While traditionally, typologists have relied primarily on grammatical descriptions, corpora have increasingly come into focus as a primary data type for cross-linguistic research (Levshina et al. ,2017; Koplenig et al. , 2017). In my talk, I will present some of my recent work on the TAM system of seven Oceanic languages of Melanesia. In this project, we work both with existing corpora from language documentation, and with comparable corpora that have been created using story-boards. I will present both the tagset we have designed to enrich our corpora and our stimuli for elicitation. I will highlight the following aspects of our research for which corpus-based comparative investigations have been crucial so far:
1. Syntactically complex but canonical structures are prone to being excluded from grammatical descriptions, but may be highly relevant for cross-linguistic research. So far, we have been investigating two such cases:
(a) Syntactically complex timitive structures in Vanuatu languages ( von Prince et al. , in progress).
(b) Syntactically complex expressions of possibility in West Ambrym languages and Saliba-Logea ( von Prince & Margetts, 2017).

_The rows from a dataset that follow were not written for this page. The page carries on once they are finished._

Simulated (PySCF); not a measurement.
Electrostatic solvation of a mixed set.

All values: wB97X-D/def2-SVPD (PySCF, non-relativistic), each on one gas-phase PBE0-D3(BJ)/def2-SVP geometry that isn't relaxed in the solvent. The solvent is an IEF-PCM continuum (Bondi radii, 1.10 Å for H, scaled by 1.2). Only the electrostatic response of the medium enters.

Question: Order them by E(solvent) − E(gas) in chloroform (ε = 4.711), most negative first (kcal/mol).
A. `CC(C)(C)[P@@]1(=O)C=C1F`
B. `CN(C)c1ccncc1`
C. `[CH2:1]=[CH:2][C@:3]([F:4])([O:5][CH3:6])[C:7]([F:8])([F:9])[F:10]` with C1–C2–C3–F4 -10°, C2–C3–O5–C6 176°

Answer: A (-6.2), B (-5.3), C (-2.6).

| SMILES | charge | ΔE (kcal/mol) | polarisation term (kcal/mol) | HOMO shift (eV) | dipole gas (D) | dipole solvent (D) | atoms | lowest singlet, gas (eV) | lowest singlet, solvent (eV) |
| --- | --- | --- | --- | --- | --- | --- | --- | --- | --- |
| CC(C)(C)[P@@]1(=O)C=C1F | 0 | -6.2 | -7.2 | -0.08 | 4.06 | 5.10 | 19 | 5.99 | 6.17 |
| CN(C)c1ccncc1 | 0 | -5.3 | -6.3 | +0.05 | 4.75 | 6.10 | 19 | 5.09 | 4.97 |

2. The role of counterfactuality in the TAM systems of Oceanic languages: There has been much confusion around the terminology of TAM systems generally, and in Oceania in particular, with the result that grammatical descriptions are not a sufficient basis to reliably identify the semantic categories encoded by specific markers. In particular, the counterfactual domain has not been systematically differentiated from other irrealis domains. The corpus-based method is therefore unavoidable for testing our hypothesis that Oceanic languages differentiate counterfactual from other modal domains more systematically than previously analysed.
3. Especially in closely related languages, it is important to separate speaker-based variation from language-based variation. Corpora with speaker meta-data help to control for that.
Koplenig, Alexander, Meyer, Peter, Wolfer, Sascha, & Müller-Spitzer, Carolin. 2017. The statistical trade-off between word order and word structure – large-scale evidence for the principle of least effort. Plos one, 12(3).
Levshina, Natalia, Verkerk, Annemarie, & Moran, Steven. 2017. Comparative corpus linguistics: new perspectives and applications. Workshop proposal for the 51st Meeting of the SLE.
von Prince, Kilu, & Margetts, Anna. 2017 (July). Expressing possibility in Saliba-Logea and Daakaka. Talk given at APLL 9 in Paris. von Prince, Kilu, Krajinović, Ana, Guérin, Valérie, & Franjieh, Michael. in progress. It would not be good…: Canonical apprehensive structures in Vanuatu languages.